A former member of Likud, Bader feels forming a pro-Israel Arab party is urgent. “Most Arab citizens are in favor of coexisting, cooperating and living in harmony with Jewish Israelis,” Bader told The Jerusalem Post. “The other Arab parties place too much emphasis on the Palestinians and external Arabs…After we solve the problems of internal Arabs, we can help the Palestinians.”

Rallying in support of the Palestinian “Nakba” on Israeli Independence Day. (Photo: AFP)

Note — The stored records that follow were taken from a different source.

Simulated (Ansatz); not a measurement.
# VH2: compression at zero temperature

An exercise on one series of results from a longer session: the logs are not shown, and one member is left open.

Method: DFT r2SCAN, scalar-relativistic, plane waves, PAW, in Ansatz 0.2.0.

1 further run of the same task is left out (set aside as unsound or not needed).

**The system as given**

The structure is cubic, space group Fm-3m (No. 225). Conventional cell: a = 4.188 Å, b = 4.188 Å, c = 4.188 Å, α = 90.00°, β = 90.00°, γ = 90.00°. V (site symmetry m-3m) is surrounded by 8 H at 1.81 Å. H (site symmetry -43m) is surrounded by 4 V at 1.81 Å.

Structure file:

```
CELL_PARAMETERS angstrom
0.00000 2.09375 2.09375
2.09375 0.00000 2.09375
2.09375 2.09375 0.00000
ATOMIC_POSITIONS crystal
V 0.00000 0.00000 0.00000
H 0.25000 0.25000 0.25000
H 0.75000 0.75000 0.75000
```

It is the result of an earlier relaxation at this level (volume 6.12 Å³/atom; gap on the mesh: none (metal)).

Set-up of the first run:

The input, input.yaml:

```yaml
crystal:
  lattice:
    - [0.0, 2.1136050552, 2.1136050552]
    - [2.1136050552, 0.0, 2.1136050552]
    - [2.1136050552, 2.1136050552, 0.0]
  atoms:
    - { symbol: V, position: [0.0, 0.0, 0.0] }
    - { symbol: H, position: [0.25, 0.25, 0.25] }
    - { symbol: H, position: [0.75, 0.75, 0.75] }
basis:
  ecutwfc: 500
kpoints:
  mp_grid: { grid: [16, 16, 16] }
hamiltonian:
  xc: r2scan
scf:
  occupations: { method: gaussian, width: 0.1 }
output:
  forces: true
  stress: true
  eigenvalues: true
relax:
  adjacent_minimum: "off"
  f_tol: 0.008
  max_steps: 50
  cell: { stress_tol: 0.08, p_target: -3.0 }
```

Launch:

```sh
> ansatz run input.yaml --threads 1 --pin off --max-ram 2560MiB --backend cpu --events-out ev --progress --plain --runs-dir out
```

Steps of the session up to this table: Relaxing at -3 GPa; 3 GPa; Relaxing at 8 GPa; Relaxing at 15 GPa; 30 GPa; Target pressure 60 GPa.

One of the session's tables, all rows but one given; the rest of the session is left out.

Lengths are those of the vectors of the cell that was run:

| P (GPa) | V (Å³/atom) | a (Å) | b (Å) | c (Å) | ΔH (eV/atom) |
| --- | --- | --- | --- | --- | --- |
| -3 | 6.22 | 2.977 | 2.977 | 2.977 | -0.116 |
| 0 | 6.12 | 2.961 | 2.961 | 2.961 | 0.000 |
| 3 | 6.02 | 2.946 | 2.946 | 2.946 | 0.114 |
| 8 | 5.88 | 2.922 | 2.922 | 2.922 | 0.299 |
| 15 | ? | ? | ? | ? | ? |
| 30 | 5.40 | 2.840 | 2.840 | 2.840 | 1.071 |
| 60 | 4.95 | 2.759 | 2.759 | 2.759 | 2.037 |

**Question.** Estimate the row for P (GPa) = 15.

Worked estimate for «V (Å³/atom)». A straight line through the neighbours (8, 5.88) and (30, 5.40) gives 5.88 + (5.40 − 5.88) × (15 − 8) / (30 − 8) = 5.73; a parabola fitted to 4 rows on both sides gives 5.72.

Exhibit A: A number of Arab Israeli Members of Knesset on Thursday took part in demonstrations commemorating “Nakba Day”, or “Day of Catastrophe”, to mark the so-called catastrophe that took place when Israel was created. “[Israel’s] Independence Day is a day of mourning for the Palestinian people,” said Arab MK Jamal Zahalka, who also promised to “never forgive or forget as long as this historic injustice done to the Palestinian people is not rectified.” Similarly, MK Talab El-Sana exclaimed, “I will never forget my historic right, nor will I forgive (Israel) for the crimes committed during the Palestinian Nakba.”

Well there’s a positive attitude that is sure to make a difference for the Palestinian people.

If successful, the Israeli-Arab Nationalist Party can be a wonderful development for both the Arabs and Jews in Israel. For Arabs, this new party can give a positive message and allow Palestinians to work with Jewish Israelis to better both peoples’ future, and perhaps even understanding of each other. For Jews, the party will show the world that not all Arabs consider Israel’s existence a catastrophe, and that unlike in neighboring countries, Arabs in Israel can form political parties and vote as they desire.

In focusing on working with the Jewish parties instead of in opposition to them, this new Arab party may be the breath of fresh air so desperately needed in the Middle East.